EPA issued a proposed rule on Feb. 22, 2013, that would require 36 states to revise the startup, shutdown, and malfunction rules in their Clean Air Act State Implementation Plans (SIPs). The proposed rule clarifies EPA’s existing startup, shutdown, and malfunction (SSM) policy and addresses specific reforms EPA is considering in each of the affected states. As a general matter, the proposed rule would require states to remove SIP provisions allowing exemptions from emission limitations during SSM events. SSM exemptions are found in many companies’ Clean Air Act operating permits, so the proposed SIP revisions could have far-reaching implications. EPA is accepting comments on the rule until March 25, 2013.

The proposed rule was prompted by a petition for rulemaking that the Sierra Club filed with EPA on June 30, 2011. That petition was the outgrowth of Sierra Club’s successful challenge to EPA’s SSM rules for National Emission Standards for Hazardous Air Pollutants (NESHAPs). Sierra Club v. EPA, 551 F.3d 1019 (D.C. Cir. 2008). That decision cast doubt on whether SSM exemptions are lawful in any context and subsequently Sierra Club petitioned EPA to issue a “SIP-call” requiring 39 states to revise their SSM rules.

In its petition, Sierra Club made the following requests, and EPA made the following responses:

Click here to see table.

The requirements that would be imposed on each state are unique, but as a general matter the proposed rule would require states to (1) eliminate SSM exemptions, (2) eliminate startup and shutdown affirmative defenses, and (3) revise malfunction affirmative defenses so they are consistent with the federal policy on affirmative defenses for malfunctions.

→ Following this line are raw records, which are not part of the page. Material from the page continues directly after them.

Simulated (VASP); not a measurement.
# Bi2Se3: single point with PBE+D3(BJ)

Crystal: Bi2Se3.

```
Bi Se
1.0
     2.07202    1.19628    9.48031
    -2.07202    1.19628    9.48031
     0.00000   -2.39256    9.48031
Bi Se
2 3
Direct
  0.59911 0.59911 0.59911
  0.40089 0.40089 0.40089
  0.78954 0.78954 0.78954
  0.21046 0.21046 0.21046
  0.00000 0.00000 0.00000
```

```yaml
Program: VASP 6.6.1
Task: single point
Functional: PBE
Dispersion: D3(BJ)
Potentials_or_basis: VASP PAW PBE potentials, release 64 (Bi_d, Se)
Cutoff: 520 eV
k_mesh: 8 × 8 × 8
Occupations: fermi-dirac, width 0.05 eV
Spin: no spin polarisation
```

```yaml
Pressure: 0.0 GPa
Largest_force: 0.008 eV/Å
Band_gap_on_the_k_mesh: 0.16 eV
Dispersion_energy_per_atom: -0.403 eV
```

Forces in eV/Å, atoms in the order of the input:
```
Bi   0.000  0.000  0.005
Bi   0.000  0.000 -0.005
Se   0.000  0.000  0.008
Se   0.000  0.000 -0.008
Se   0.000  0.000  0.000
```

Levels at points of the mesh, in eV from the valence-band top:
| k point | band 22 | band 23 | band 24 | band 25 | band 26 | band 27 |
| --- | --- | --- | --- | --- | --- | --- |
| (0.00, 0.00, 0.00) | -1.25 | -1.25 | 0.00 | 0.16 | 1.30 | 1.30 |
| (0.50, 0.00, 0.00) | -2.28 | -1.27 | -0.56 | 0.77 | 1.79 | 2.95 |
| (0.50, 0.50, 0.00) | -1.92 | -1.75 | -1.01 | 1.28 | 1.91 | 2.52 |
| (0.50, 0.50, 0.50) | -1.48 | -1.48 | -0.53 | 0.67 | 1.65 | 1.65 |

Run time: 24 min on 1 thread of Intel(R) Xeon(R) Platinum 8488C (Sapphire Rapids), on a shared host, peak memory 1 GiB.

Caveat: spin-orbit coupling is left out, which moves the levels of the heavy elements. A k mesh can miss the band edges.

For example, in the EPA Region V states subject to the proposed rule, EPA would require the following:

1. Illinois

  • Revise Ill. Admin. Code 35 § 201.261, Ill. Admin. Code 35 § 201.262, and Ill. Admin. Code 35 § 201.265, which EPA states “can be read to create exemptions by authorizing a state official to determine in the permitting process that the excess emissions during startup and malfunction will not be considered violations of the applicable emission limitations.” 78 Fed. Reg. at 12515.

2. Indiana

  • Revise 326 Ind Admin. Code 1-6-4(a), which EPA states “on its face [allows] for discretionary exemptions from otherwise applicable SIP emission limitations.” 78 Fed. Reg. at 12517.

3. Michigan

  • Revise Mich. Admin. Code r. 336.1916, which EPA states “provides for an affirmative defense to violations of applicable emission limitations during startup and shutdown events.” 78 Fed. Reg. at 12518.

4. Minnesota

  • Revise Minn. R. 7011.1415, which EPA states “allows for automatic exemptions from the otherwise applicable SIP emission limitations and requirements.” Id.

5. Ohio

  • Revise Ohio Admin. Code 3745-15-06(A)(3), Ohio Admin. Code 3745-17-07(A)(3)(c), Ohio Admin. Code 3745-17-07(B)(11)(f), and Ohio Admin. Code 3745-14-11(D), which EPA states “allow for exemptions from the otherwise applicable SIP emission limitations.” 78 Fed. Reg. at 12520.
  • Revise Ohio Admin. Code 3745-15-06(C), which EPA states allows “for [SSM] exemptions through a state official’s unilateral exercise of discretionary authority that is insufficiently bounded and includes no additional public process at the state or federal level.” Id.

EPA has scheduled a hearing to discuss these changes and those in the other affected thirty-one states subject to the proposed rule on March 12, 2013 at the EPA Ariel Rios East building, Room 1153, 1301 Constitution Avenue, Washington, DC 20560.